Misunderstanding Computers

Why do we insist on seeing the computer as a magic box for controlling other people?
Why do we want so much to control others when we won't control ourselves?

Computer memory is just fancy paper, CPUs are just fancy pens with fancy erasers, and the network is just a fancy backyard fence.
コンピュータの記憶というものはただ改良した紙ですし、CPU 何て特長ある筆に特殊の消しゴムがついたものにすぎないし、ネットワークそのものは裏庭の塀が少し拡大されたものぐらいです。

(original post/元の投稿 -- defining computers site/コンピュータを定義しようのサイト)

Monday, August 27, 2012

Some Basic Hardware and OS Security

(I really wanted to do something else today.)
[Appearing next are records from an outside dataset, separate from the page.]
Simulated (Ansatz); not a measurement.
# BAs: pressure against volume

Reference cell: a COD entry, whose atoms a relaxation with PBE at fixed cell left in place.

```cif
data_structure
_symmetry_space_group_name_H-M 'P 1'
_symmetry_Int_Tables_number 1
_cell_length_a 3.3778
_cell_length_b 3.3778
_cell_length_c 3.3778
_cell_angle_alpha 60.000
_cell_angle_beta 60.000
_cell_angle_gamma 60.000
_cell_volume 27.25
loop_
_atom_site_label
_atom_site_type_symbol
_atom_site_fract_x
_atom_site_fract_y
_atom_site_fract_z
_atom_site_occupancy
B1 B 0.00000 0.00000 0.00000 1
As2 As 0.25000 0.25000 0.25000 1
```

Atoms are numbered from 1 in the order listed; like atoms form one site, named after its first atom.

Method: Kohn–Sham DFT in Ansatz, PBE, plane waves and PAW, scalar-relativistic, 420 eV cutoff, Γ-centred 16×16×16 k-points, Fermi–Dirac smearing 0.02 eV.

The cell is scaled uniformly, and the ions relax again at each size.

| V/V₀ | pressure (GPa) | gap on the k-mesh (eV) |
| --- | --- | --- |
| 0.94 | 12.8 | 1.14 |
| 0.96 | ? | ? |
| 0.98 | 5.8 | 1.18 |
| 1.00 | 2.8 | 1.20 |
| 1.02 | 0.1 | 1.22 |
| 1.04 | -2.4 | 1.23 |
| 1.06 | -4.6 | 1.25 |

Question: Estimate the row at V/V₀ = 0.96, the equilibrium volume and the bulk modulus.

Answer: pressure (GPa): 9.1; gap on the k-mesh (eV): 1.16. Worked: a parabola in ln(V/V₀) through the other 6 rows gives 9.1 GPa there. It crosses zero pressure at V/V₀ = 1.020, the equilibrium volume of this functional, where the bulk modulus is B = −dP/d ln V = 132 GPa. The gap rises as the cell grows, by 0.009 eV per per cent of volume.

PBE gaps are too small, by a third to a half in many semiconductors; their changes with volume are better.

Recent movements in the IP field that I think need to be responded to. (A new huge dump of a random harvest of private data by a pseudo-anonymous group of crackers and gray-hats today, after a bunch of hoopla about a US standards body publishing its lame (pardon me for saying so out loud) list of hardware security requirements last week, among other things.)

#1 No standard DRM (digital rights management) systems in the design.

Let me repeat that. If you think system security is good, standard DRM is evil.


A: Every system will be vulnerable. (This is axiomatic, empirically proven in system theory.)

B: In order to meaningful, DRM is sold as universal.

C: If Universal DRM is adopted, every system using it will contain the same vulnerabilities (in addition to whatever vulnerabilities the system has on its own.)

Thus, DRM will tend to induce universal vulnerabilities. When you know how to get into one computer, you can get into them all. Huge, huge reward to the bad guys, and fighting against the diversity which could otherwise protect systems with different (or no) DRM.

Because even nonstandard DRM must function at a low level, it tends to allow entities that do not have system security as a high priority access to the OS at way too low a level, which is another serious social engineering flaw, but that could be worked around somewhat, sort-of, if we really must have DRM. (I'll have to rant about that sometime, I suppose.) To make that work, DRM has to be re-thought, however, particularly the very odd concept that DRM must be enforced.

Yes, I'm pointing out the inherent flaws in the DMCA (Digital Millenium Copyright Act). Which leads to

#2 Repeal the DMCA. If possible, pass an amendment against any further national, state, or community-level attempt at attaching legal culpability to any sort of automated rights protection system. (Which is another subject for a rant sometime.)

The security implications of the DMCA are that, with the DMCA provisions against reverse-engineering, the engineering required of the end-user (or the end-users system integrator or IT specialist) to secure a system has been technically criminalized.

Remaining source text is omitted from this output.